My longtime administrative secretary at South Broadway had a collection of sayings and metaphors that were straight out of her homeland (Nebraska). Chris Vitt, who just retired after 26 years of serving in the trenches of “life behind the curtain” of church life, had a way of putting things into perspective. Currently it is minus 6 degrees at 5 in the afternoon on Saturday. As I look out into the dusk of frozen tundra, I can hear Chris’s voice saying “It is colder than Billy Hill”. I would ask “Just where is Billy Hill”? She would reply with exactly the same answer “I don’t know, you would have to ask my dad. All I know is that it is cold as hell there”. I would say, “I didn’t know hell was cold”. She would say “If it is hell it would be cold there… no flames for me. I haven’t been warm since September”.
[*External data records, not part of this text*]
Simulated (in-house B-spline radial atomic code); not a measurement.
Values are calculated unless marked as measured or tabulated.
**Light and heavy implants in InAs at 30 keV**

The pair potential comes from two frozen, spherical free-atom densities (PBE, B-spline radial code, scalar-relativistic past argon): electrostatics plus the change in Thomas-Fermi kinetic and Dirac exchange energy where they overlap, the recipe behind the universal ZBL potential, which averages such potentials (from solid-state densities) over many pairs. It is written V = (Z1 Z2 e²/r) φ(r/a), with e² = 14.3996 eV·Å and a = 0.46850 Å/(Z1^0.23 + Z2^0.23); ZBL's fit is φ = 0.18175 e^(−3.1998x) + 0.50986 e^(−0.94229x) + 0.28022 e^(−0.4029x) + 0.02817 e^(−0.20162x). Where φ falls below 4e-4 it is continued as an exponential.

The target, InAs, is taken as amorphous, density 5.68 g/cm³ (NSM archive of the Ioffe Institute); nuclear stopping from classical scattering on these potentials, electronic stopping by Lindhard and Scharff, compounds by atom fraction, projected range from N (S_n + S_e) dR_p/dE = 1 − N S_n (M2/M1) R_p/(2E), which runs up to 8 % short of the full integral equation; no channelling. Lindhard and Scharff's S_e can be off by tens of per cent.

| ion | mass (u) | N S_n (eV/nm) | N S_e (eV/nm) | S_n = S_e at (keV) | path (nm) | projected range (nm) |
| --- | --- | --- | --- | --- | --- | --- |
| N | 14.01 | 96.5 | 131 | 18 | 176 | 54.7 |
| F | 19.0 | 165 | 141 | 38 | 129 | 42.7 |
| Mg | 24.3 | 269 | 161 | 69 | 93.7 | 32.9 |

I am getting ready to watch the Chiefs play the Dolphins in conditions that would replicate frozen torture. My fireplace has been running since I woke up and I haven’t gotten out of my jacket all day. I am remembering the 11 years we spent in the San Luis Valley. They call it the ‘Land of Cool Sunshine’. That is just short of a giant lie… in the winter of 1991-92 it never got above, Zero day or night, for 91 days in a row. The coldest it ever got at our house was -42. All this is to say, “I know cold and I did not used to be a cold wimp”. That is no longer the case.
I never understood the allure of being a “snow bird”; I am now ready to consider flying South. It is supposed to get above freezing in three days and my plan is to remain in the confines of my cave until then. I used to pride myself on not wimping out—now I am a proud ‘cold-weather-weenie’.
I Googled up Billy Hill. The first reference is that “He” was a notorious English gangster. Secondly, it is a line of clothing related to “Trailer Dwellers” AKA—you can fill in the blanks. There was no reference to a berg in Nebraska. I suspect that in the middle of some polar vortex Billy Hill, Nebraska, turned into a sparkling mist of snowflakes not cornflakes.